Bit perfect digital audio

In a comment to an earlier post, Fredrick mentioned that he had ‘read an interesting article by Chris Connaker at computeraudiophile.com. While testing Asus sound cards, he believes he has achieved bit perfect playback that still sounds awful’. A little while later jhans11 kindly provided a link to what appears to be the article Fredrick was talking about.

Here is the article. It is a review of a couple of Asus sound cards. The review is extremely detailed; admirably so. Any review can be agreed with or disagreed with. This review is so detailed that you can see pretty clearly why the reviewer made his judgements.

I disagree with at least one of those judgements, and indeed the reviewer himself is equivocal about the same thing: that is, his methodology for determining whether or not a sound card is passing through the digital audio ‘bit perfect’. He does this by plugging the coaxial digital audio output of the sound card into the digital audio input of his external DAC. This apparently supports the HDCD encoding enhancement. He feeds a digital signal with a HDCD flag into this, and sees whether the DAC properly detects the flag.

The flag is indicated by a particular pattern in the least significant bit (LSB) of the 16 bit signal (and, he says, in the LSB of 24 bit signals which surprises me, there being no point in HDCD for 24 bits).

HDCD is, essentially, a compander system although the company tends not to view it that way. If the flag is present, then the processor stretches the louder bits out so that they become louder, and the softer bits out as well, so they become softer. In other words, the dynamic range is extended beyond that available within the 16 bits of a CD. I hear they talk about it being equivalent to 20 bits of range.
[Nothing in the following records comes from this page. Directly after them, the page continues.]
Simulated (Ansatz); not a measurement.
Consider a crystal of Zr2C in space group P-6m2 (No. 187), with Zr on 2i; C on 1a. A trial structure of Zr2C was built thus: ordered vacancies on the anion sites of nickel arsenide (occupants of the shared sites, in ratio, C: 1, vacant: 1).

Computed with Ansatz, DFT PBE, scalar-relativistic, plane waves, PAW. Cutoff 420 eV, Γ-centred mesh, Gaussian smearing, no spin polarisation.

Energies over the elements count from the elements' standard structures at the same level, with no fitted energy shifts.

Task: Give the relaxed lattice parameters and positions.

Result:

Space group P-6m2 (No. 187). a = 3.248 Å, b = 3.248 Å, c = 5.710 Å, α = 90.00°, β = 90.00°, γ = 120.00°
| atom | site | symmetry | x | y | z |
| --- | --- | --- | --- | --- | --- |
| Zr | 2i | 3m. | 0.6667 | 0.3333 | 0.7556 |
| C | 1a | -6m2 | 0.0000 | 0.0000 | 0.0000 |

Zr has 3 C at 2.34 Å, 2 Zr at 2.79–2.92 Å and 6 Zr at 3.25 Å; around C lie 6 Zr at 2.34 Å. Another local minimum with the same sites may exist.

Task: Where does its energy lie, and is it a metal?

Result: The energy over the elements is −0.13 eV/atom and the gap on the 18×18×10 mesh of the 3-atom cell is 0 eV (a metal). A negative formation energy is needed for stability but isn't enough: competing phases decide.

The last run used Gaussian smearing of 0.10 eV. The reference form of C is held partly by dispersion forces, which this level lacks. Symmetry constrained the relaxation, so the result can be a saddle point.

What I don’t know is whether the HDCD flag is a continuing pattern in the digital signal (which would mean surrendering one bit of real resolution), or just a burst at a particular point at the start. With a reliable signal, the latter scheme should work fine.

Of course, with the latter scheme, kicking the HDCD system on says nothing about how accurately the subsequent bits are being conveyed, so let’s assume that the HDCD flag is ongoing.

The author thinks that because the HDCD flag is in the LSB, it is most susceptible to corruption, and therefore its working is a good indicator of signal integrity. Unfortunately this is analogue thinking. Mixing any noise (or dither) into the signal would certainly screw up the LSB HDCD flag. But in the digital world, each bit stands alone. At the risk of gross oversimplification, the receiving DAC collects 16 individual bits one after the other, and only then packages them together into the byte which is used to modulate the analogue output signal. But each of those 16 bits are as likely to be corrupt, or as unlikely, as any of the others. It is perfectly possible for the LSB to be intact, while several of the more significant bits aren’t.

The descriptions of the problems all point to digital audio data corruption. This could be timing: if the source device and the receiving device get out of sync, then either samples will be inserted or signal samples will be lost. But with S/PDIF as the carrier, this should not happen because the DAC slaves itself to a timing signal generated on the S/PDIF line by the source.

So I’d say the clicks indicate bytes corrupted by an incorrect bit (or bits). For them to be obvious, the bits would be in the more significant portion of the byte. (Corruption of less significant bits will be happening at the same rate, but less noticeably.)  Incidentally, a click doesn’t require much corruption at all. Open an audio file in a digital audio editor, and move one sample by, say, 25% of the full scale either up on down. Just one sample. Play it. There will be a clear click at that point.

So what’s a good way of checking whether the output of a digital audio device is bit perfect? One way would be to use a second computer with a digital audio input to record its output. Compare the original file with the newly recorded one. If they are perfect matches you know the output of the device is bit perfect.

But that presupposes that this recording computer’s sound card is bit perfect in recording. You can check this by playing a CD from the digital audio output of a CD player or DVD player into the input, recording a section. Then rip the CD and compare.

I have done this myself in the past.